Last Updated on May 6, 2015, by eNotes Editorial. Word Count: 414
Patterned loosely after the picaro novels of the Spanish Renaissance, The Milky Way follows two itinerants, amiable, friendly fellows…. [They] participate as spectators in periodic episodes illustrating various formalistic squabbles on points of dogma in the life of the Church: the divinity of Christ, the Holy Trinity, the Immaculate Conception, the Eucharist, the Existence of Free Will, the Origin of Evil … the whole tiresome bag. It is doubtful if this line of silly medieval chatter could at best be forged into significant thought-provoking questions under the conditions of the world today. In the hands of an aging reforming zealot, they turn into instruments of torture more like the tools of the Inquisition he so roundly condemns. (pp. 28-9)
Characterizations are minimal and rudimentary. The two itinerants emerge less as personalities than as a Greek Chorus of bumblers who give neither emphasis nor counterpoint; the social Establishment types are shown largely as mild-mannered imbeciles; the clergy and the faithful—mostly petit-bourgeois mediocrities—seen consistently as stupid and insensitive, obscurantist and unimaginative, uncharitable when not outright cruel, pettifogging, superstitious, and corruptors of the young.
For symbolism-buffs, The Milky Way is at least a good sampler of Bunuel's established fetishistic motifs…. And there are also a few incursions into elementary surrealism, as when the father at the school picnic (the children reciting a piping chorus of anathemas) starts at a volley only imagined by the young clochard—who had just day-dreamed the firing-squad execution of a Pope; or as in a later scene at the Spanish Inn when an obtuse and sweating priest is shifted constantly back and forth from hallway to bedroom (through a locked door), all the while expounding on the virtues of chastity. Here at least is an echo of Bunuel's best anti-Church work of the past, when he acted like a wicked little boy beating an old witch with her own broom.

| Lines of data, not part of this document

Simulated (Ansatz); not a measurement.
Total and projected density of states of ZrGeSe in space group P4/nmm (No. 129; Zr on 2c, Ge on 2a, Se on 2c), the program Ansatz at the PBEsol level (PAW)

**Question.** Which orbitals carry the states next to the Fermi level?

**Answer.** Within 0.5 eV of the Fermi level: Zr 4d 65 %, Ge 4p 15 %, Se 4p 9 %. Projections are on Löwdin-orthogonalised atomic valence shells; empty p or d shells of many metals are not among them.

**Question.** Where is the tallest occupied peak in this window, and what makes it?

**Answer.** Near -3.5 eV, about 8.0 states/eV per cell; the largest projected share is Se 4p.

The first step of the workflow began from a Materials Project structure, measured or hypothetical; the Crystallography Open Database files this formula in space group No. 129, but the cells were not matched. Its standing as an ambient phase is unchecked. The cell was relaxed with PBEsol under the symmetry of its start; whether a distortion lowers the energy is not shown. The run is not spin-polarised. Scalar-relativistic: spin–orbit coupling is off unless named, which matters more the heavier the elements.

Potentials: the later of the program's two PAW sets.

But the fine old touch of malice is largely missing here. The film has neither the power and depth of Viridiana, nor the ingenious gags and satiric directness of Simon of the Desert. Unlike these two films, his best in the genre, The Milky Way remains throughout, discursive, banal, pedestrian and uninspired. The problem is partly that the old soldier has fired all his rounds at the wrong target. (p. 30)
Oblivious to all of festering life about him, Bunuel struggles doggedly on,… preoccupied with doctrinal trivia…. (p. 31)
Lita Paniagua, "'The Milky Way'," in Film Society Review, Vol. 5, No. 6, February, 1970, pp. 28-31.